Like computing systems, which migrated from mainframes to PCs, grids will evolve into systems in which users don't have to know about the complex decisions and processes involved.
"You leave it up to the grid to determine which system has the necessary capacity to get the job done," Wladawsky-Berger said.
Enterprises will embrace grid computing slowly, much as they did the Internet in the mid-1990s, probably beginning by implementing "intragrids" among their own systems, he said. Their next step may be to bring partners in to the grid, and later they may take advantage of grids provided as network services by third parties. Eventually, when integrated with Web services standards, grid computing will enable e-business on demand, he said.
"It's going to take a little while for businesses to be confident that grid computing works for them," Wladawsky-Berger said.
The best place for commercial enterprises to begin using grid computing is with number-crunching applications similar to the work research institutions have been doing on grids, he said. An example might be financial risk analysis, he added. Protocols already exist to share these kinds of jobs across multiple systems. Additional open protocols will be needed for more specialised applications, Wladawsky-Berger said.
Grid computing can improve IT services in several ways, he said. First, using computing resources throughout a grid flexibly requires systems that constantly check the "heartbeat" and workload of each host in order to allocate tasks, much like systems that have been in mainframes for years, he said. These monitoring systems, in turn, can bring enterprises a new level of ongoing system reliability, or quality of service, Wladawsky-Berger said. In addition, tapping into resources on many different hosts gives companies a way to replicate all their resources in multiple locations for quick recovery from failures, an increasingly feasible and important function, he added. As IT resources such as storage decline in cost, more companies will replicate their data.
"The cost of replicating is not that much, and the cost of an outage is getting higher," Wladawsky-Berger said.
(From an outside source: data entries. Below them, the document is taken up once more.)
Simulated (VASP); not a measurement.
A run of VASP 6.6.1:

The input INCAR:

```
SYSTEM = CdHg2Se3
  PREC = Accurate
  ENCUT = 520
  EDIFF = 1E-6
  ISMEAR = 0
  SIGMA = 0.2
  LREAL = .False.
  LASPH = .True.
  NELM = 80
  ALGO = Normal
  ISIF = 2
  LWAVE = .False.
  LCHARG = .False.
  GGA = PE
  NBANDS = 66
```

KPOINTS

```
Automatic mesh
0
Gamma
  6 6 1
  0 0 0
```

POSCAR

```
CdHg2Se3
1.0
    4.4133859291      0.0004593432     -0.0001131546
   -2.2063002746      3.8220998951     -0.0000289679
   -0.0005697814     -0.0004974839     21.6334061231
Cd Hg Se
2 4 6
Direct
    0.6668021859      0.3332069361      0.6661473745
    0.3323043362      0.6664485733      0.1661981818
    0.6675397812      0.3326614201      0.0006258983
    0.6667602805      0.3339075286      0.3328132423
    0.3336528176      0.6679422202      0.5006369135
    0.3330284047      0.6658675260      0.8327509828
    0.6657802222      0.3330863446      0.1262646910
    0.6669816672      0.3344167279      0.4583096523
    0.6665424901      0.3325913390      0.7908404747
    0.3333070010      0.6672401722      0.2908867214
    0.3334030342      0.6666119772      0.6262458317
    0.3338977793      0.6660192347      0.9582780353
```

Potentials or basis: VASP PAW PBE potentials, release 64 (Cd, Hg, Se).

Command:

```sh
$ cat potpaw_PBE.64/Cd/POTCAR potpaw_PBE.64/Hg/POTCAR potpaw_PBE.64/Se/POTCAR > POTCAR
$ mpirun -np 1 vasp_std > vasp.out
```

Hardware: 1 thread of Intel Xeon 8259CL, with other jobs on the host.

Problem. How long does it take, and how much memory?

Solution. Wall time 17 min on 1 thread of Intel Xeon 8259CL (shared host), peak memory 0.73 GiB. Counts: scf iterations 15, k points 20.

The Globus international Internet research organisation is now working on wrapping grid protocols around Web services protocols in order to make the technology serve enterprises' emerging demands, he said. The OGSA (Open Grid Services Architecture), a proposed evolution of the Globus Toolkit, is intended to bring these together and will be developed through this year and into 2003 with IBM's help.
Companies can already implement some grid functions with IBM middleware. IBM offers grid capabilities in middleware products including WebSphere, as well as in its DB/2 database software. Those capabilities are not based on open standards today, but the company will move them over to open standards in the next year or two, he said.